There are many small jobs there are to do on a vehicle, nothing separates cars and motorbikes like replacing the “tax disc”.

Actually, the circular piece of paper that demonstrates that you have paid your vehicle excise duty not the vehicle tax, although, confusingly, the portal for paying the duty is called the tax disc site.

Anyway, whether a car or bike, the process to buy the piece of paper is equivalent.

Physically replacing the taxdisc on a car is a three second job once you have the car key 😉

This is not the case on the bike: first I get the right hex key (2.5mm) then the right socket or spanner (4mm) and take the first three bolts out from the weather proof cover holding and displaying the tax disc on the bike.
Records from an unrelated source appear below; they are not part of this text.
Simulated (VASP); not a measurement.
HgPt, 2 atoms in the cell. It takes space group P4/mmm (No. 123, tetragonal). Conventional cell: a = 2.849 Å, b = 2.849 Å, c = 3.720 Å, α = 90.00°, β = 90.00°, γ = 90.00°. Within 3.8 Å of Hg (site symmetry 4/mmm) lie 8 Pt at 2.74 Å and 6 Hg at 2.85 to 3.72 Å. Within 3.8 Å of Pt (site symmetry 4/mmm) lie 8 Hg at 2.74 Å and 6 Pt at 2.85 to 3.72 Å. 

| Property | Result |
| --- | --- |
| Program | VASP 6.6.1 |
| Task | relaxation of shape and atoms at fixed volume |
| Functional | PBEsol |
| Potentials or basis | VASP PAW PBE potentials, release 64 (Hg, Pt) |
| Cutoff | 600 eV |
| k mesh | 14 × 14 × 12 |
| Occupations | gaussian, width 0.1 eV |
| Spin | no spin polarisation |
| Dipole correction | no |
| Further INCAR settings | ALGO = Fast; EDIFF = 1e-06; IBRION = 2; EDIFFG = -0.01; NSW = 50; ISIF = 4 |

Then the holder is manipulated so I can get a further 3 bolts out and loosen a further two.  Now, fish out the old bit of paper and replace with the new one.  Now every bolt needs to be replaced and tightened and all the others tightened.  If I am lucky, I haven’t moved or lost the bit of paper displaying the legal status of my bike.  It is a legal requirement to display the tax disc on the vehicle but on the bike this is an £80 bit of paper that can be lost or stolen.

Unlike a car, checking the bit of paper on the bike is a bit hit or miss, depending on the weather.  So the police check everything via their radios.

Err…

Thanks to the increasing number of £0 rated vehicles and a final vote of confidence, the law has changed and from the 1st October 2014, this is no longer a legal requirement to display the payment on your bike, car or anything 🙂

In January, when we bought the Leaf, more money was spent on sending out our tax disc than was collected.  The abolishment of the need to display the tax disc is to save the government money.

For every biker in the country, it is going to save them valuable time.

Originally the tax disc came in to prove a vehicle was insured and had passed its MOT.

Surely, if the technology exists to automatically prove a vehicle can be taxed, further money can be saved by just performing the joint check on the fly rather than once a year with a monetary payment?